Most of the products classified as light green under the SFDR contain fossil fuel investments, which in a few cases account for as much as 50% of the fund’s portfolio.

Since only the principles-based rule is in place, and lawmakers are still busy drafting the technical details, a range of classification approaches have emerged. As Capital Monitor reported in May, some firms have categorised most or even all their funds as light or dark green, although others have been far more cautious.

It is not news that some ESG funds hold oil and gas stocks. But it is such issues that EU policymakers were hoping to stamp out with SFDR.

One reason for fossil fuels appearing in sustainable funds could be that the product has a social objective, such as board diversity, rather than an environmental one.

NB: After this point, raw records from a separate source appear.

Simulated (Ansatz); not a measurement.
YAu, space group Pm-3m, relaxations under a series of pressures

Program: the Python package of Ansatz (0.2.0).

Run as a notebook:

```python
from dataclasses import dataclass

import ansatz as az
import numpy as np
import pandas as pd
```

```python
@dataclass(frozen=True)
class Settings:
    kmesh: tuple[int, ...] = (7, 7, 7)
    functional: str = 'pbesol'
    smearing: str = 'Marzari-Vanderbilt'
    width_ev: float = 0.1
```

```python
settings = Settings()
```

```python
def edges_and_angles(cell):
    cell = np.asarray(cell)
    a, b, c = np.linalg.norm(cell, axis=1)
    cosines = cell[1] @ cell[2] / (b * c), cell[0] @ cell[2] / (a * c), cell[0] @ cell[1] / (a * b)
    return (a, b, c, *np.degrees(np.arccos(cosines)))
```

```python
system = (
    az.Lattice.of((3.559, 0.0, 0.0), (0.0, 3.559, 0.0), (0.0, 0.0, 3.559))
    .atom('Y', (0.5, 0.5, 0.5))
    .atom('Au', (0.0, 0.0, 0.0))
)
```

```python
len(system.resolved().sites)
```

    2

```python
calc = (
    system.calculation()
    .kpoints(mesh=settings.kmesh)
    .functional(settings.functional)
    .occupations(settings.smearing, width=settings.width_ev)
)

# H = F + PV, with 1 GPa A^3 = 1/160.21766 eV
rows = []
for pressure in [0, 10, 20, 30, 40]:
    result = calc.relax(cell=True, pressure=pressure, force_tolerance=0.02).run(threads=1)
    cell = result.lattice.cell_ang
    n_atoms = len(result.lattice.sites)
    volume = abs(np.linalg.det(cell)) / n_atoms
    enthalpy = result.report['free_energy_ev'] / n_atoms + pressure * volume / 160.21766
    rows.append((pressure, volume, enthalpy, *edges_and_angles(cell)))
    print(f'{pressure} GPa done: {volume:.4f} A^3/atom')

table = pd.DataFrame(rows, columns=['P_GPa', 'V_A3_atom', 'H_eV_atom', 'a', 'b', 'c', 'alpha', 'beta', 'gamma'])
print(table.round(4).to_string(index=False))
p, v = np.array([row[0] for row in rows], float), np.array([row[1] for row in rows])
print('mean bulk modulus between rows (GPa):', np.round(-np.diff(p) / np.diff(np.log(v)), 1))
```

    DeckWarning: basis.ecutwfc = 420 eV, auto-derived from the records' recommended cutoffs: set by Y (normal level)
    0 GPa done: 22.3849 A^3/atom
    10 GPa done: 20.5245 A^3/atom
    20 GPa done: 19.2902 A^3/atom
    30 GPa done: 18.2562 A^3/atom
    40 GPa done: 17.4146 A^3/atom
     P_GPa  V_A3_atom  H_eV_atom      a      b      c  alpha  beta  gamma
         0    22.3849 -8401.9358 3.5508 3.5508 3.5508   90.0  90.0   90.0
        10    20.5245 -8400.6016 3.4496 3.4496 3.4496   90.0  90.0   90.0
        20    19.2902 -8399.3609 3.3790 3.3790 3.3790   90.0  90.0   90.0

“Sustainable investment means different things to different people – climate change is one issue, but a light green fund could have any number of environmental or social objectives,” says Fong Yee Chan, head of ESG strategy at US fund giant Vanguard in London.

“There are so many different types of products – climate solution funds, divestment funds, transition funds – but there’s very little guidance on what actually constitutes an Article 8.”

This is partly because it’s such early days and firms are only reporting at an entity level right now, says Maureen Schuller, head of financials research at Dutch bank ING in Amsterdam.

“The asset managers we’ve been in contact with have definitely wanted to show that they had as many funds as possible in the dark green category, and as few as possible in the Article 6 category,” she says. “A helpful thing about the regulation is that they at least have to show that it is sustainable if they say it is.”

In reality, however, the explanation required is minimal. 

There are no numerical thresholds or targets for light or dark green funds – only a change in wording. An Article 8 fund must “promote” environmental or social characteristics, while an Article 9 fund “contributes to an environmental or social objective”.

Even the most basic screening process can be enough to qualify a fund as light green.

“The articles are so wide in their definitions that managers can take any social or environmental characteristics, no matter how minimal, and market their fund as sustainable,” says Kristian Håkansson, head of product and marketing at Swedish fund house SPP.

“It’s true that investing in fossil fuels doesn’t really fit the claim of ‘sustainable’,” says Schuller. “Many have proceeded for now because we just don’t have the technical details yet. Companies can be unsustainable in so many ways. You really need data to make distinctions.

“So we may see a shift towards more environmentally or socially sustainable companies over time,” she adds. “And that would not include fossil fuels.”

Defining 'sustainable'

Yet terms such as ‘sustainable’, ‘impact’ and ‘greenwashing’ are not yet enshrined in law, leaving them open to debate – a key issue when it comes to ESG investment. That debate most often crystallises around the engagement versus divestment question.

Most conventional ESG funds are made up largely of technology stocks – Amazon, Facebook, Alphabet and the other usual suspects. These have low carbon emissions. Investors can have a much bigger impact, so the argument goes, by targeting heavy emitters with active engagement policies. But that argument only flies if active engagement can be proven – which SFDR does not require.

It also comes down to a question of who these labels are really for.

“I don’t think the average retail client investing in a ‘sustainable’ fund, according to an EU regulation, would expect to be getting up to 50% exposure to fossil fuels. But it is perfectly allowed within the regulation,” says SPP’s Håkansson. The firm, part of Norwegian asset manager Storebrand, has categorised all of its funds as Article 8 or 9.

Admittedly, the European Commission has since March acknowledged the confusion and abandoned a previous plan to use the SFDR categorisations as options to present to clients. But the damage may be done: the articles have already become a common language across the market.

A continued lack of data

A major issue is that much of the data to support SFDR classifications isn’t available yet. For instance, one of the so-called ‘principal adverse impacts’ that funds must report on is waste management. But reporting against that metric would necessitate trawling through hundreds of annual reports.

Ultimately, half of the entire European market could be classified as light or dark green in the near future, says Hortense Bioy, global director of sustainability research at Morningstar.

“There’s a lot at stake with SFDR,” she adds. “Many asset managers don’t want to be left behind or seen as not even trying to promote environmental and/or social characteristics.”

Investors, meanwhile, may remain confused about the wide range of funds classified as light green, says Bioy. “From next year it should become easier to differentiate.”

Be that as it may, a mass reclassification of products is required because they were mis-categorised in the first place – as some are envisaging – which will hardly help build trust in so-called sustainable investments.